High memory usage with collectd
collectd itself is intended as lightweight collecting agent for metrics and events. In larger infrastructure, the data is sent over the network to a central point, where data is stored and processed further.
This introduces a potential issue: what happens, if the remote endpoint to write data to is not available. The traditional network plugin uses UDP, which is by definition unreliable.

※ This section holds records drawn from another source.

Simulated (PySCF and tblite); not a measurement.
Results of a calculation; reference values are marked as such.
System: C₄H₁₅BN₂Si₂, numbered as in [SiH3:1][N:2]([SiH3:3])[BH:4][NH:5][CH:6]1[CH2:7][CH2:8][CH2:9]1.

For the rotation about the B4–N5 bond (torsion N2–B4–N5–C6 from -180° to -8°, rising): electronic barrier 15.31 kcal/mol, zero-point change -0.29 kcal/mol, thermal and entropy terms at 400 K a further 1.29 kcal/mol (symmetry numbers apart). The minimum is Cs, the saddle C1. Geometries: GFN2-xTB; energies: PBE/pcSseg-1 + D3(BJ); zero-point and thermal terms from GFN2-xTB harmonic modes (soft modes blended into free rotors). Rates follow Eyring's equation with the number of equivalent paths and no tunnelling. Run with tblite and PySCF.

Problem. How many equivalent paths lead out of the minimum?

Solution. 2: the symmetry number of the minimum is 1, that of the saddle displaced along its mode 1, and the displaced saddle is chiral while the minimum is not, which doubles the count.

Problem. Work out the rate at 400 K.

Collectd has a queue of values to be written to an output plugin, such
was write_http
or amqp1
. At the time, when metrics should be
written, collectd iterates on that queue and tries to write this data
to the endpoint. If writing was successful, the data is removed from
the queue. The little word if also hints, there is a chance that data
doesn't get removed. The question is: what happens, or what should be
done?
There is no easy answer to this. Some people tend to ignore missed
metrics, some don't. The way to address this is to cap the queue at a
given length and to remove oldest data when new comes in. The parameters
are WriteQueueLimitHigh
and WriteQueueLimitLow
. If they are unset,
the queue is not limited and will grow until memory is out. For
predictability reasons, you should set these two values to the same
number. To get the right value for this parameter, it would require a
bit of experimentation. If values are dropped, one would see that in
the log file.
When collectd is configured as part of Red Hat OpenStack Platform, the following config snippet can be used:
parameter_defaults:
ExtraConfig:
collectd::write_queue_limit_high: 100
collectd::write_queue_limit_low: 100
Another parameter can be used to limit explicitly the queue length in
case the amqp1 plugin is used for sending out data: the SendQueueLimit
parameter, which is used for the same purpose, but can differ from the
global WriteQueueLimitHigh
and WriteQueueLimitLow
.
parameter_defaults:
ExtraConfig:
collectd::plugin::amqp1::send_queue_limit: 7500
In almost all cases, the issue of collectd using much memory could be tracked down to a write endpoint not being available, dropping data occasionally, etc.